Apple Music is set to launch on Tuesday, June 30, and that means we're getting a new way to listen to music on our iPhone, iPads, Macs, and more. It also means there are new questions about just exactly what Apple Music gets us, so we rounded up some answers for you.
Here's what you need to know about Apple Music
What is Apple Music?
Apple Music is a new streaming music service that's built from Beats Music. Apple bought Beats Music and Beats Electronics last year, and has been working on converting that purchase into its own Internet-based streaming music service.
Apple Music includes three components:
- Beats 1 An Internet radio station with real DJs, artists, and celebrities putting together the playlists you hear—much like traditional radio.
- Apple Music Stations Streaming music stations, much like the iTunes Radio stations you can hear in iTunes and on Apple TV.
- Connect A sort of social networking system where artists can share news and behind the scenes information with their fans.
What Do I Get With Apple Music?
Apple Music is available as a free or paid service through a monthly subscription. Everyone can get full access for free, however, during the three-month trial period. Once you hit the end of the free trial you'll have to decide if it's worth paying to keep all of Apple Music's features.
Apple Music Free (signed in with Apple ID)
You'll need to sign into Apple Music with your Apple ID. If you choose not to pay for the service, you can view artist feeds and follow artists on Connect, listen to the Beats 1 Internet radio station, and listen to Apple Music radio stations with limited song skipping.
Apple Music paid subscription
If you pay for Apple Music, you get access to everything non-paid subscribers do, plus unlimited song skipping, the ability to play and save Connect content, like Connect content and radio songs, unlimited access to the Apple Music library, add Apple Music content to your library, save for offline listening, and expert music recommendations.
How Much Does Apple Music Cost?
Apple Music is priced in line with other online streaming music services at US$9.99 a month for a single user.
Apple also offers a group plan that costs $14.99 as a family subscription up to six people. The catch is that the group deal requires everyone be part of the same iCloud Family Sharing plan.
I'm a Beats Music Subscriber. What Happens to Me?
Beats Music subscribers can transition to Apple Music without too much hassle. The Beats Music app will walk you through joining Apple Music and will move your playlists and albums for you.

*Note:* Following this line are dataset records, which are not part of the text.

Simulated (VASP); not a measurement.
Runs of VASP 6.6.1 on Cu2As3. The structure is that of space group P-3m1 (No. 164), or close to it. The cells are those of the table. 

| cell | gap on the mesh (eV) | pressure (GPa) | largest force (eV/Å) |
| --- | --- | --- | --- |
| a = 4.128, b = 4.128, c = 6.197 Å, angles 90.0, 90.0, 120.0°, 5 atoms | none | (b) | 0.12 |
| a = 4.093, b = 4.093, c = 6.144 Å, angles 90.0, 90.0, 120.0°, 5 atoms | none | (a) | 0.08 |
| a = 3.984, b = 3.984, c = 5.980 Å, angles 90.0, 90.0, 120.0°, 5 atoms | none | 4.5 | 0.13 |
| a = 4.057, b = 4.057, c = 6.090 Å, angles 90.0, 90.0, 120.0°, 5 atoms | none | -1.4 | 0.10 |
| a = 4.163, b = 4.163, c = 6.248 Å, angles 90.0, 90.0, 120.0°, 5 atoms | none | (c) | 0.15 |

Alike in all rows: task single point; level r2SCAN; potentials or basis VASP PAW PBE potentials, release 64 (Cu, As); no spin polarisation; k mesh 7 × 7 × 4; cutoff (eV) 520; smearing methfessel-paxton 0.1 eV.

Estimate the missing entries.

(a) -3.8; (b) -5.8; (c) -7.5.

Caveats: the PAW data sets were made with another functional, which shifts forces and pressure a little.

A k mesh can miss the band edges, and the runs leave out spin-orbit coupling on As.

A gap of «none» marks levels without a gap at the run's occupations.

What's the Deal with Matched Tracks?
Apple's senior vice president of Internet Software and Services Eddy Cue took to Twitter to clear up confirm that Apple Music will include iTunes Match-like track matching. That means Apple Music can scan your iTunes music library and upload your songs to your iCloud account. That music will be available for streaming to all of your iTunes-compatible devices.
Mr. Cue said Apple Music's track matching will launch with a 25,000 track limit, just like iTunes Match. That number will to jump up to 100,000 tracks when iOS 9 launches this fall.
Which Devices Work With Apple Music?
Apple Music supports the iPhone, iPad, iPod touch running iOS 8.4 which will come out just before the streaming music service launches on June 30. Apple TV support will be coming this fall.
Mac and Windows PCs users can get in on the Apple Music action, too. Apple will be releasing a compatibility update for iTunes ahead of the Apple Music launch.
Can Android Users Subscribe to Apple Music?
The good news is that Android users can get in on the Apple Music action. The bad news is that they'll have to wait until fall. Apple promises support is coming, but it won't be there on launch day.
When Does Beats Music Launch?
Apple Music is almost here. It launches at 9AM pacific time on June 30. That little tidbit comes courtesy of Apple Music senior director Ian Rogers.